The Weinstein Company            1 hr 55 minutes      PG-13


You may never look at Big Mac the same way again after seeing Michael Keaton as Ray Kroc, the self proclaimed founder of McDonald’s. Keaton masterfully performs pivots as he transforms from the slightly buffoonish salesman, trying to hawk everything from paper cups to milk shake machines, into a ruthless business assassin.


In this telling of his story, directed by John Lee Hancock (The Blind Side, Saving Mr. Banks) and writer Robert D. Siegel (The Wrestler), Kroc is a sly, scheming, persistent visionary. You start pulling for a man who work so hard and is trying to make it big in business. He does that, but at the expense of the real McDonald brothers.

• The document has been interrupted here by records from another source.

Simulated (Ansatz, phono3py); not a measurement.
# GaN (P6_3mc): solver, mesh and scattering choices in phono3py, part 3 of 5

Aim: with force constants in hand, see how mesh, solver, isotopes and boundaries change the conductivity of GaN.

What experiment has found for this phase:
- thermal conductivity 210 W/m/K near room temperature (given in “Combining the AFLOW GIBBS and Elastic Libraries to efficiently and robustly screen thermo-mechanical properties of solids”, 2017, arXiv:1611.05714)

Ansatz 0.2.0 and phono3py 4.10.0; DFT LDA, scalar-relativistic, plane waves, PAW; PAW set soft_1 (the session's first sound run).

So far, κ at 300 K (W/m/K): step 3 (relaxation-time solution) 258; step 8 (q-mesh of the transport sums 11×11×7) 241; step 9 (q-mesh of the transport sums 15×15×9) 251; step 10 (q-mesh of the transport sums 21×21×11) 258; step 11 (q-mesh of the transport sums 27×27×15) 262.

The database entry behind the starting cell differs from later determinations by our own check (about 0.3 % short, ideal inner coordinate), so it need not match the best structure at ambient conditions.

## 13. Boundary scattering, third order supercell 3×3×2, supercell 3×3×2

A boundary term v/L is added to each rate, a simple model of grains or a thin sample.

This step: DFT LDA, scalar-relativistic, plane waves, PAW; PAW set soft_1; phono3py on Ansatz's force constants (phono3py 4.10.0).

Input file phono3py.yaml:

Was he a villain or a hero? Actor Jeremy Renner produced this movie and says he was interested because he loves movies that have a lot of shades of gray. He, the director and writer leave it up to you. Jason McDonald French, grandson of one of the McDonald Brothers says he was waiting for 50 years to get a call to tell this story. He even looks like Nick Offerman, who plays his grandfather, Dick. French says he and McDonald family members visited the set during filming and are satisfied how this meal of a movie turned out.


Keaton was intrigued with not only playing Kroc, but he was fascinated by the story of the brothers who came up with the original fast food concept, basing it on Henry Ford’s assembly line. There is even a scene in the movie where John Carroll Lynch, as Mac and Nick Offerman as Dick McDonald, map out how the kitchen will flow, drawing several versions, using colored chalk, the stations fo the fryer, grill, etc, on a tennis court. It shows how they came up with the plan to get a burger from the grill into a customer’s hands in 30 seconds. Offerman calls it the “Willy Wonka” moment. It’s well edited and fascinating.














So was seeing the ideas the brothers came up with for their restaurant and Kroc’s using them to build the brand, including the  super efficient assembly line and the symbolic golden arches.


John Lee Hancock says he was surprised with what Keaton brought to the role. Often, to get into a character, an actor needs costume and makeup. Keaton made the transformation into this driven man internally, but Hancock says there was no mistake when he was Kroc and when he was Keaton.


The actor praises Lynch and Offerman who worked in tandem as the brothers saying long speeches without a bump, even in rehearsal. Keaton says he got so mesmerized at how good they were doing one of the scenes that he forgot to jump in with his own lines. Director Hancock says the three different energies together made for what he calls an “interesting stew.”












B.J. Novak plays Harry Sonneborn ,the lawyer who helps Kroc suggesting that he stop looking at McDonald’s as a burger business and change it into a real estate business. That’s when everything changes. It hurt the brothers, made Kroc rich and now you can get McDonald’s anywhere in the world.


Laura Dern as Kroc’s first wife, Ethel, is sullen, wary of her husband’s dealings, and obviously depressed. So it is not surprising when Kroc goes into “love at first site” mode when he meets the attractive Joan. She is wife of one of his franchisees. She comes up with ideas to save money and market McDonald’s. He is so enamored he steals her away from his business associate and marries her! Kroc played his personal life the way he did his business shedding the brothers and his wife and being persistent in going after what he wanted until he got it.













McDonald’s changed all of their lives and ours by creating a way of eating that even Nick Offerman admits he took a pot shot at in his book about eating in America. Fast food and capitalism took over instead of individual establishment. Kroc built the brand and changed the face of capitalism in the process.


John Lee Hancock presents a lot of detail showing how this iconic American brand was built. It is fun to see how McDonald’s came about, but it becomes uncomfortable watching him screw over good people to use other people’s ideas to make him rich. Business grad students might find seeing this film advantageous and interesting, but for us, it’s nostalgic, but not all that tasty. Is the story of Ray a crock? The filmmakers say, that’s up to you.